GuyA - 9/9/04 at 01:31 PM

Hi All,

I want to strip the rear sub frame of a Granada (don't know the model but it's the last one and a V6 with disk brakes)

How do I remove the drive shafts, are they bolted into the diff? do I have to undo the MASSIVE nut at the wheel end or just the 4 smaller bolts in the hub as I did on my Sierra?


stephen_gusterson - 9/9/04 at 08:48 PM

the drive shaft will come off each end (dif and hub) by 6 torx T40 bolts each end.

HOWEVER these are real gits to remove and you are highly likely to break at least 1 torx bit.

You may be better off removing the swing arm, grinding the tops off the bolts, and pulling the shaft free.

atb

steve


GuyA - 10/9/04 at 08:12 AM

Thanks Steve,

I will tackle it tonight and buy a new torx spanner to replace my bent one on Monday.


Bob C - 10/9/04 at 09:14 AM

you'll break a T40 - - - - - 'cos they're T45. Guess how I know that....
Bob C


mackie - 10/9/04 at 09:27 AM

The torx bit we used is a nice swirly shape now, it did the whole lot without breaking though
Plenty of WD40 and smooth application of a breaker bar seemed to do the trick.


James - 10/9/04 at 09:45 AM

Just grind 'em off (carefully!) and buy a new set of Allan bolts for a couple of quid!

Guy,
If you damage the weird double washer things then they can still be aquired from Ford but they're 76p each and you'll need 12!
I'm pretty sure some have just used regular washers to replace them.

HTH,
James

[Edited on 10/9/04 by James]


stephen_gusterson - 10/9/04 at 10:09 AM

BobC

they may be the later bolts.

The earlier (certainly 1987) are deffo T40.

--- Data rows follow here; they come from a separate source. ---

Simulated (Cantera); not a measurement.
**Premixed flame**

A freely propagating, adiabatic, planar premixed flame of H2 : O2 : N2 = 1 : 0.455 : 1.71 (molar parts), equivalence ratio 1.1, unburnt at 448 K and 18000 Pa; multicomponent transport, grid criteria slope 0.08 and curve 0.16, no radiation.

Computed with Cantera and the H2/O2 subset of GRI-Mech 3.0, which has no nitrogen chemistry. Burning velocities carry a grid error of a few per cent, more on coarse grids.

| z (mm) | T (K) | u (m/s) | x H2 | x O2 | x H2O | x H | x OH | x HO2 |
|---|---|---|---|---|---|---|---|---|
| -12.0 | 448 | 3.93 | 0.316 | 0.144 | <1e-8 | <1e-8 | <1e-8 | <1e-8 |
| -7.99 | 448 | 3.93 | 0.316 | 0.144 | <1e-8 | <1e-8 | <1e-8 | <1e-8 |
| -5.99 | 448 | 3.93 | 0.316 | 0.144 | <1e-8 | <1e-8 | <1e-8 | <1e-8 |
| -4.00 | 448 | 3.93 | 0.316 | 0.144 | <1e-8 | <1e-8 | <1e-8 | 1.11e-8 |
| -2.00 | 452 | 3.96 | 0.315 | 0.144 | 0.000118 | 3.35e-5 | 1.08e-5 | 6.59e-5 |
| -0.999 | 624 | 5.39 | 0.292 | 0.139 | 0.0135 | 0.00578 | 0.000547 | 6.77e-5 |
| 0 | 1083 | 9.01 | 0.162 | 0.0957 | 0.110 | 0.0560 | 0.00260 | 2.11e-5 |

I broke (shattered) 2 quality T40 3/8 drive bits. They just cant take the torque.


atb

steve


Bob C - 10/9/04 at 11:29 AM

Quite possible Gusto - but I did remove one side with a T40 before it stopped working - only then did I find what a snug fit a T45 was... plus it successfully removed th bolt I'd shagged with the T40!
Cheers
Bob


stephen_gusterson - 10/9/04 at 12:43 PM

The T40 was the right fit. I bent a cheap tool, then used two hardened ones from Halfords that just shatttered. It didnt damage the bolt heads in the least..... jus that if you tried to apply a decent torque, the T40 bits would self destruct.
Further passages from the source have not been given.